Monday, May 10, 2021

Reflection: The Ascension of Christ

Like the Easter accounts in the Synoptics, the Ascension narratives provide good soil for reflection. The larger part of reflection is asking questions of the various texts before us. An important question is: what do we find the disciples doing and what does that mean for us? It is not, which one do we like or prefer, but, how does each teach us about discipleship after the Ascension. 

Luke- Acts
Luke 24:52-53
And they worshiped him, and returned to Jerusalem with great joy; and they were continually in the temple blessing God.

Acts 1: 10-11
While he was going and they were gazing up toward heaven, suddenly two men in white robes stood by them. They said, "Men of Galilee, why do you stand looking up toward heaven? This Jesus, who has been taken up from you into heaven, will come in the same way as you saw him go into heaven."

What I find in Acts is an elaboration of Luke. The disciples find themselves "continually in the temple blessing God." It forms a symmetry with the Luke 1-2, where the temple is prominent in the stories of Zechariah, Simeon, Anna and the Circumcision-Dedication. The disciples are filled with wonder and praise. They are staying inside the temple in one case, and in the other, caught gazing into heaven.  In what ways does hanging out in church (the temple) provide an examination of my preference for safety, insulation?  The deliverance (exodus) from slavery to sin and death challenges my preoccupation with the familiarities and comforts of church worship. 
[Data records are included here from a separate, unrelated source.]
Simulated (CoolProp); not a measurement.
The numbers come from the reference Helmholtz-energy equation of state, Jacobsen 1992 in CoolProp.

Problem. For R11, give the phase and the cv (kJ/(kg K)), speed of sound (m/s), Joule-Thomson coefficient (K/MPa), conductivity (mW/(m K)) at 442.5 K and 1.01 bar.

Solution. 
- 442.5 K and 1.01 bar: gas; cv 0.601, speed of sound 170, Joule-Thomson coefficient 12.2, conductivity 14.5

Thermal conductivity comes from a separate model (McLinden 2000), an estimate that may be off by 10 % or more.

Gazing in wonderment at the ascending Christ can hinder my communion with the living Christ. Wondering where Jesus is can prove as fruitless as seeking the living among the dead. (Luke 24). This is at least a comment on a sign-driven spirituality, one that quickly germinates in shallow soil but cannot be sustained for long without better soil and deeper roots.

Matthew 28:16-20:
Now the eleven disciples went to Galilee, to the mountain to which Jesus had directed them. When they saw him, they worshipped him; but some doubted. And Jesus came and said to them, ‘All authority in heaven and on earth has been given to me. Go therefore and make disciples of all nations, baptizing them in the name of the Father and of the Son and of the Holy Spirit, and teaching them to obey everything that I have commanded you. And remember, I am with you always, to the end of the age.’

The disciples gather on the mountain to be commissioned as apostles, "sent out." Matthew is a missionary Gospel.  The distinction from Luke-Acts is the promise of a continuing presence of Jesus- forever. Maybe that's the reason Matthew omits the departure of Jesus, the Ascension. There is no waiting on the Spirit in a temple, or, wondering-gaze to find the whereabouts of Jesus. We are told to go and do, knowing we are doing it with Jesus. 

Mark 16: 9-20 Mark's longer ending includes, like Matthew's, a command to go and do, with the presence of the Lord: "So then the Lord Jesus, after he had spoken to them, was taken up into heaven and sat down at the right hand of God. And they went out and proclaimed the good news everywhere, while the Lord worked with them and confirmed the message by the signs that accompanied it." 

Mark 16:19-20  As the earliest manuscripts do not contain verses 9-20, the writer must have had the benefit of early Mark as well as Luke-Acts, and Matthew. The disciples follow- through in Mark. Not only do they go and proclaim, but also, the Lord "works with them" and provides, with their proclamation, accompanying signs. 

Out of the these comparisons, more questions can be considered: 
1. What are the promises and pitfalls of the disciples' various responses?
2. What is the value of each account in telling the story of Jesus' departure (exodus)? The value in reading them together?
3. In what ways is my practice of Christian spirituality redirected as a result of the Ascension of Jesus Christ?
4. In what ways is the Lord absent? Present?